UCITS investors polled by Alix Capital are keen on CTA, equity market neutral and volatility strategies and believe the industry is poised for growth in 2012.
Alix polled 45 respondents (62% fund investors, 24% fund managers, 7% service providers) for its most recent UAI Quarterly Industry Survey.
More than two thirds of respondents believe that global UCITS hedge funds assets under management will continue to grow in 2012 while over 70% believe that the UCITS hedge funds platform market share will continue to grow.
In terms of individual strategies, a full 58% of respondents plan to increase their CTA allocations in the coming quarter, continuing a trend seen in the past two quarters. Meanwhile, 48% of respondents plan to invest more in equity market neutral strategies, also following a trend seen in the past two quarters. Another 48% of respondents will up their allocations to volatility strategies, a category just added to Alix’s questionnaire.

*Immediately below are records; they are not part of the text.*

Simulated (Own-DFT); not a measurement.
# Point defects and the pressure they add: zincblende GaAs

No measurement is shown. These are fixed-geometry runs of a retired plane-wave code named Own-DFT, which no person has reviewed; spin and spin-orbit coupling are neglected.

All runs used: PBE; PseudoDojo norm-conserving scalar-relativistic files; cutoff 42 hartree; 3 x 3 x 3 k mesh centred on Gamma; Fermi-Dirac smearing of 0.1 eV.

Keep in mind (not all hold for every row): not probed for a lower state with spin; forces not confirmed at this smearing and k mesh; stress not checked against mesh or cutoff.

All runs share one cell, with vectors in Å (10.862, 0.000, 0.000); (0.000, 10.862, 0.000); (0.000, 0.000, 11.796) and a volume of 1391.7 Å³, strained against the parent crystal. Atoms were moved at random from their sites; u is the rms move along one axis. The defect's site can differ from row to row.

For the first time since the summer of 2011, no strategy is displaying net redemption intentions. The strategy with the highest such intentions is fixed income, with 29% of respondents planning to reduce their allocations.
Asked about the possible effects of the European Union’s AIFM Directive governing alternative investments, 40% of respondents said it would have a positive impact on the growth of UCITS funds.
As for the advantages to investors of UCITS hedge funds, respondents listed infrastructure and counterparties, legal setup and risk management.